7 of 70 comments (clear)

  1. Re:VLAN by Cecil · · Score: 2, Insightful

    That doesn't seem like a great solution. It's possible I don't understand what you're suggesting, my experience with high end switches is limited, but from what I understand, if I've got Port A transferring to Port B at 100Mbps, and port C transferring to port D at 100Mbps, it would all have to go over the the same trunk (twice!) to be switched by the Linux box, no? Even if the trunk was gigabit and the ports only 100mbps, you can still only have at most 8 ports transferring before you've saturated your switch. If the ports are all gigabit, then you've just hamstrung yourself completely, no?

    If you want to correct me, go ahead, I am a networking newbie, but that just doesn't seem efficient to me compared to actually running Linux at the switch's hardware level.

  2. OS-Less-Switch won't help by Anonymous Coward · · Score: 5, Insightful

    Even if you could buy just an "OS-less" switch, I don't think it would do you any good. Most switches have hardware fast-paths for switching packets. You'd have to completely disable the switching logic, and redirect all frames through the host CPU.

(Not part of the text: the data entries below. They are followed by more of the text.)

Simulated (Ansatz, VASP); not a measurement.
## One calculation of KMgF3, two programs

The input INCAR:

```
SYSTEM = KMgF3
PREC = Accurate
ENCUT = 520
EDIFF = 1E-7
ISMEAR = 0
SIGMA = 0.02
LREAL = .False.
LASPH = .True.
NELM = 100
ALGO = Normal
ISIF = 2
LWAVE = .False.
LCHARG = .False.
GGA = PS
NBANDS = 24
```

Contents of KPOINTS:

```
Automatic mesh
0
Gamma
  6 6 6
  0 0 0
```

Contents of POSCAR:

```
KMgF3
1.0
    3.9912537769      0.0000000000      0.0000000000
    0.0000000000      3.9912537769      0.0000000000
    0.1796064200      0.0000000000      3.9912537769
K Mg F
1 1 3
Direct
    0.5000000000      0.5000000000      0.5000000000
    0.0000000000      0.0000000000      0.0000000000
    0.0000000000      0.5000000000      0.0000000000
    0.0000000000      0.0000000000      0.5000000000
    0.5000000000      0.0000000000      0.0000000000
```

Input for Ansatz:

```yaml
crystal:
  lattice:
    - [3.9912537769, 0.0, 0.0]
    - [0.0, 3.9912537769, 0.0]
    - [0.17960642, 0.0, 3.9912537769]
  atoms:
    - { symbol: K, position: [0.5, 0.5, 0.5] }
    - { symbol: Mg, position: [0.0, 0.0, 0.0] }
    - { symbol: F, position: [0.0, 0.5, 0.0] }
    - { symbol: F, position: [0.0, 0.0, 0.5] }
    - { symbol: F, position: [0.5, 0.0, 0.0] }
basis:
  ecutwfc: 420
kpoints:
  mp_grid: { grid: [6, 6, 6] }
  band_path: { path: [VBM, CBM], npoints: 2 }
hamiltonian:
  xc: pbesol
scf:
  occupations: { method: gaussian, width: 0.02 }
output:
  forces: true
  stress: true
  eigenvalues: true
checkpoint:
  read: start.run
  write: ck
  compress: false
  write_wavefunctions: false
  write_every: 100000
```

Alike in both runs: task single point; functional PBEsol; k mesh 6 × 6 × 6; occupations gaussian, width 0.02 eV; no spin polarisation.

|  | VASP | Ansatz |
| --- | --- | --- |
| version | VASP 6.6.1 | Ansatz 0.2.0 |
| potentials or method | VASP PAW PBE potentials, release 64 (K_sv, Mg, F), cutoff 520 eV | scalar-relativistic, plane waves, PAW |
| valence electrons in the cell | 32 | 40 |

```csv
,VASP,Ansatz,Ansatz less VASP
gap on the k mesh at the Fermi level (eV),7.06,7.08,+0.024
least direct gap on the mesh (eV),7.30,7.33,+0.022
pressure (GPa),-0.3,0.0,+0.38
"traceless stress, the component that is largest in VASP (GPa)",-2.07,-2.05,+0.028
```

    Some of the switch ASICs I'm familiar with [medium range broadcom, vitesse] are in fact slower at sending a packet through the host control interface, than at simply switching it to a port on which a host cpu might be connected. [Reference designs from the above have the host CPU connected to the host interface, and control packets, ssh, telnet, http, depending on the design captured and sent through it]. In that case, you'd need your host CPU to be connected to one of the ports of the switch, and then of course your routing speed is limited to the maximum speed that can be sent through a single port.

    One of the posters above me mentioned buying a managed switch and using VLAN's, thats what I woulda suggested had he not beat me to it.

    Good Luck!

  3. Get a Cisco by grub · · Score: 2, Insightful

    Forget your hackish idea. Get a Cisco 3750-48 style switch and all will be well.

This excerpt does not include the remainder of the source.